Twitch has removed the ‘blind playthrough’ tag in an attempt to use more inclusive language and create a more accessible and welcoming environment. The decision comes after feedback from viewers suggested that the term was ableist, and could make blind and partially-sighted gamers uncomfortable.
The term was often used to denote a playthrough that the streamer had no prior knowledge of – they hadn’t seen any gameplay or played the game before. However, Twitch now suggests streamers use the “first playthrough” tag instead, which can be combined with the “no spoilers” tag to denote that this is their first time playing the game.
Twitch’s director of community and creator marketing Erin ‘Aureylian’ Wayne says that the change has been made after community feedback in order to “encourage more inclusive language for our community.” The simple change of language aims to make blind and visually-impaired players feel more comfortable in spaces such as Twitch.
Steven Spohn, COO of Able Gamers, a charity that promotes equality for people with disabilities and advocates for their fair and equal treatment within the gaming industry, explains exactly why the term ‘blind playthrough’ is ableist in a tweet earlier this year.

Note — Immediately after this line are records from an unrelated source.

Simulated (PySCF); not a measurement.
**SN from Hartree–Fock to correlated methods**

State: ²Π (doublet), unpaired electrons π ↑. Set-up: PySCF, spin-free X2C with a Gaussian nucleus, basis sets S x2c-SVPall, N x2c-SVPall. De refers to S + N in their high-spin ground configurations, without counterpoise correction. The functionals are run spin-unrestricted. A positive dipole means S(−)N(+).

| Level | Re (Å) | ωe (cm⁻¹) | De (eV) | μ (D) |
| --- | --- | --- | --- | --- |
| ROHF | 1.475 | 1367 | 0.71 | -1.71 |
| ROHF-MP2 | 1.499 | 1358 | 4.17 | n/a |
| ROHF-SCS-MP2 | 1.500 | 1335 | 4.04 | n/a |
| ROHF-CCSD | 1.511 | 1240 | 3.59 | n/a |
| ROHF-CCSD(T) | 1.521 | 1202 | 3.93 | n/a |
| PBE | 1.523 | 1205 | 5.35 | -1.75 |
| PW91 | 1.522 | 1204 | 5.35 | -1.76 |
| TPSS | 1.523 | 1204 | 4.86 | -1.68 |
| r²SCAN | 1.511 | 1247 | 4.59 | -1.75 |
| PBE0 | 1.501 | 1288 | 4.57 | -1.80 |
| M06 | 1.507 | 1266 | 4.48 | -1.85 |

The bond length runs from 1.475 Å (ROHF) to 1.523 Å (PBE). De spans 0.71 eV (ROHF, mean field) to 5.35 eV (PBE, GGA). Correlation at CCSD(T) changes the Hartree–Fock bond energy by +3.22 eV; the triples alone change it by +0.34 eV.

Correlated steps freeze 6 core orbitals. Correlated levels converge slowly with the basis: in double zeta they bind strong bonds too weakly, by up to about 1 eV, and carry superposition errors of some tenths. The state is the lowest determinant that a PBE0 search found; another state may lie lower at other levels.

"Blind play through" or "going in blind"
Can easily be replaced by saying "No spoilers play through" or "Undiscovered" or "first" (if it is your first)
A blind playthrough would be to turn your monitor off, and that's not what most meanhttps://t.co/Y7uwOygWfG
— Steven Spohn (Spawn) (@stevenspohn) June 15, 2020
He points out that “using disability terms as an alternate word for a negative situation or feeling is common in today’s language,” but changes like this could improve streaming spaces for blind and visually impaired players.